But perhaps the key reason we see so many NHLers in civilian clothes before, during and after games is because each franchise has become more delicate in the way they treat injured athletes. To wit: today’s teams will always choose to sit out players who’ve suffered concussions for much longer than they would once have done. That’s a credit to league doctors and team management. Better to err on the side of caution than ruin a player’s career – and their quality of life during and after their careers have ended – than rush an on-ice asset back to action just to give the player the appearance of a “committed” competitor.
Internally, every team now factors injuries into their model of operation. If you’re a franchise that has the fewest man-games lost in any given year, two things are probably happening: (1) Your team’s training and health support staff are doing a solid job, and (2) You’re on the good end of plain old luck. No workout or game plan can fully prevent injuries from happening, but you can put players in a position where they’ve got the best odds of playing every game on their team’s schedule. (Rachel Doerrie expanded on this topic back in April.)
But luck is what winds up keeping GMs and coaches awake in the wee hours of the morning. Luck can be the difference between missing and making the Stanley Cup playoffs and between a deep playoff run and an early post-season exit. It may drive some fans and media nuts to chalk up an organization’s success to good fortune, but in a league where talent is spread out fairly evenly across all 32 teams, the fine line between winning and losing can often come down to the teams that are healthiest, especially at the right time of the season.

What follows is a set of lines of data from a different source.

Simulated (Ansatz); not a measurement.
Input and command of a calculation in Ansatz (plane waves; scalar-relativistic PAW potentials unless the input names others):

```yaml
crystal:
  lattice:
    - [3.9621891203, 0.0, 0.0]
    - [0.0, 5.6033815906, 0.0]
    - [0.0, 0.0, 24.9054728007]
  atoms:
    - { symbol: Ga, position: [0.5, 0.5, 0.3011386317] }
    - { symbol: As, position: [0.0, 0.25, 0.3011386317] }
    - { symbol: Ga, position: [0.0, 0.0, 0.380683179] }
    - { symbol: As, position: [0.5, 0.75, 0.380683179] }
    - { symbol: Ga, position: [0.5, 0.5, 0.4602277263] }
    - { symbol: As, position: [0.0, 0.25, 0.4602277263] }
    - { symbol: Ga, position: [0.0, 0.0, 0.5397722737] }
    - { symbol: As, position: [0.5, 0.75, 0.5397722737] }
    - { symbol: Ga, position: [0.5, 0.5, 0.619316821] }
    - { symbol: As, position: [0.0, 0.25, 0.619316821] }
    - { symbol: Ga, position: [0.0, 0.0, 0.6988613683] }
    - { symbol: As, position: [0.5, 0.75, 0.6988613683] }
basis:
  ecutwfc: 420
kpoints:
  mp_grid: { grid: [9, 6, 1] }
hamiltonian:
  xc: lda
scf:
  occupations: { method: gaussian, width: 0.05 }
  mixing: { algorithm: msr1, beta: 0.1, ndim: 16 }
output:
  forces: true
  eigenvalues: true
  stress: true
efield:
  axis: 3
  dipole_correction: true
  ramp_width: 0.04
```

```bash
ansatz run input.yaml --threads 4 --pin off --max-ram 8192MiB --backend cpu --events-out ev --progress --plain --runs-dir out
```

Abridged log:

Some teams indeed thrive despite their injured players, but by and large, if you lose a top talent or two for an extended period, all the contributions from players who are healthy won’t be enough to put you in a playoff position by next spring. The best thing fans can do knowing the truth of the matter is hold their breath throughout the first stages of the season and hope durability proves to be an area they ultimately do well in. If there were a method to achieve that goal, all teams would follow it. But the reality is nobody can predict what’s ahead for their team this year.
The name of the game for NHL teams and individuals is “rolling with the punches” and hoping the hockey gods look kindly on you on the health front. And that’s unlikely to change in the months and years to come.